This prosperity, freedom, and security of the Turkish Jews could not fail to produce an exalted frame of mind, to open a prospect beyond the actual present, and to stir up their minds to activity. The mental fertility of the Spanish Jews, which brought so much that is beautiful and true to the light of day, was not exhausted or extinct in Turkey. The taste for history and events outside the Jewish world was not yet lost to them. Moses Almosnino, a favorite preacher at Salonica, while on a visit to Constantinople to procure privileges for the community of Salonica, described life in the Turkish capital, with its contrasts of glowing heat and benumbing cold, its astonishing wealth and terrible poverty, its enervating luxury and severe privations, its extravagant generosity and heartless greed, exaggerated piety and callous indifference, which followed one another abruptly, without any gradual transition. In his Spanish work on the "Contrasts and Greatness of Constantinople," Almosnino described the power and development of the Turkish empire with the pen of a master. He had a taste for the sciences and philosophy, and worked out his sermons as well as his expositions of the Scriptures in a scientific shape.

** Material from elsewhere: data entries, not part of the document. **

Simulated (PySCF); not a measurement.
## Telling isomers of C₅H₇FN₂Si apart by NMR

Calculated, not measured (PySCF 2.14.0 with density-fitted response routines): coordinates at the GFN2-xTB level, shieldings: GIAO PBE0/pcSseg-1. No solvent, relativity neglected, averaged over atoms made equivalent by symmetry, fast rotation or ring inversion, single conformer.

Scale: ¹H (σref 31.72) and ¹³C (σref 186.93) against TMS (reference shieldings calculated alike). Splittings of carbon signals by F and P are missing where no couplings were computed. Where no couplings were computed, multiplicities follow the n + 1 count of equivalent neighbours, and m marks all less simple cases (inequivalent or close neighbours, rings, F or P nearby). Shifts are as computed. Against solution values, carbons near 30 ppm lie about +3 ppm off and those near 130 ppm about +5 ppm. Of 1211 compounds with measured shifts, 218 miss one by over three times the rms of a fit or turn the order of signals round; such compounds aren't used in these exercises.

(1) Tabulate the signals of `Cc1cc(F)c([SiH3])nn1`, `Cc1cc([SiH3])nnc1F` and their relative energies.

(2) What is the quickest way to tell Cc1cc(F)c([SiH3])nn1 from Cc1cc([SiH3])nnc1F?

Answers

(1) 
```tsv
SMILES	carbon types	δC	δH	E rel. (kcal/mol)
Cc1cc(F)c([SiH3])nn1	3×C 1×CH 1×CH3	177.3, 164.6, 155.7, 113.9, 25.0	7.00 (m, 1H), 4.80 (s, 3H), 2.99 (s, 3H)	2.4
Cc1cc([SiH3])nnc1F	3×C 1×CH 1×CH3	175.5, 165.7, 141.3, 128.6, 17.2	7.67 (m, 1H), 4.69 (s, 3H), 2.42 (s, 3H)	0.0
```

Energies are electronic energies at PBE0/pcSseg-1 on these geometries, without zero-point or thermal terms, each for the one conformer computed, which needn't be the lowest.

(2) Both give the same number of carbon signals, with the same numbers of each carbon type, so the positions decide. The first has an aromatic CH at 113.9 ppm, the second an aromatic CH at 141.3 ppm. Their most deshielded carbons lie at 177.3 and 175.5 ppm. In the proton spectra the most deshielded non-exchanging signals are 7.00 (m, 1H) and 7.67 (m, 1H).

The physician, Samuel Shulam, likewise a Spaniard by birth, also had a great taste for history. He led a life of adventure until he was taken up by a Jewish woman in Constantinople, named Esther Kiera, in high favor with the sultana. He published Zacuto's poor but useful chronicle at her expense (1566–1567). This favorite of the court-Jewess also translated from the Latin the interesting work of the old Jewish historian Josephus against the attacks of Apion, the Alexandrine enemy of the Jews, being the first Jewish writer to make use of it. The dark side of Jewish history, the thousand years' martyrdom of the Jewish race, was at the same time described by a more competent historian, the now venerable Joseph Cohen, of Spanish descent. His "Vale of Weeping" presents a long series of mournful scenes, tortures, death, and distress in every form, but he was enabled to conclude his history with the joyful tidings that the Venetians were eager, if only from policy, to pay honor to and distinguish a Jew, the Turkish ambassador Solomon Ashkenazi.
Even Hebrew poetry bore some blossoms at this period in Turkey, and although but autumn flowers, showing traces of damp mists and a pale sun, they form an agreeable contrast to the joyless wintry waste of other regions and times. But we are more interested in the originator of these efforts than in the productions themselves. He was a certain Ibn-Yachya of the Turkish branch of this widespread family. This family preserved nobility of heart and mind throughout a long line of generations. The great-grandfather Jacob Tam, the grandfather Gedalya Ibn-Yachya, the grandson Moses, and the great-grandson Gedalya Ibn-Yachya II, with all collateral branches, were without exception friends of learning, and shared their property with the poor. Moses Ibn-Yachya not only spent thousands of ducats on sufferers at the time of the plague, but even exposed himself to the risk of death in his attendance upon the sick. His son Gedalya, a wise man and an agreeable orator, imitated his father in all his virtues, and by his love for poetry excelled him in gifts of the mind. He formed a sort of school or circle of poetry, that is to say, he assembled from time to time, at his own expense, all those interested in neo-Hebrew poetry, to recite their poems, and urged those at a distance to send him the fruit of their muse in order to encourage their zeal for this beautiful but neglected art. Two poets distinguished themselves in this numerous circle, Jehuda Zarko and Saadio Longo. To them we may add Israel Najara, the prolific versifier, living in Damascus. It is true that the verses of these writers do not contain much real poetry, and that the authors deserve the name of poet only on account of the smoothness and euphony of their style. As a matter of course this group of poets extolled Gedalya Ibn-Yachya, their patron and protector, in their verses.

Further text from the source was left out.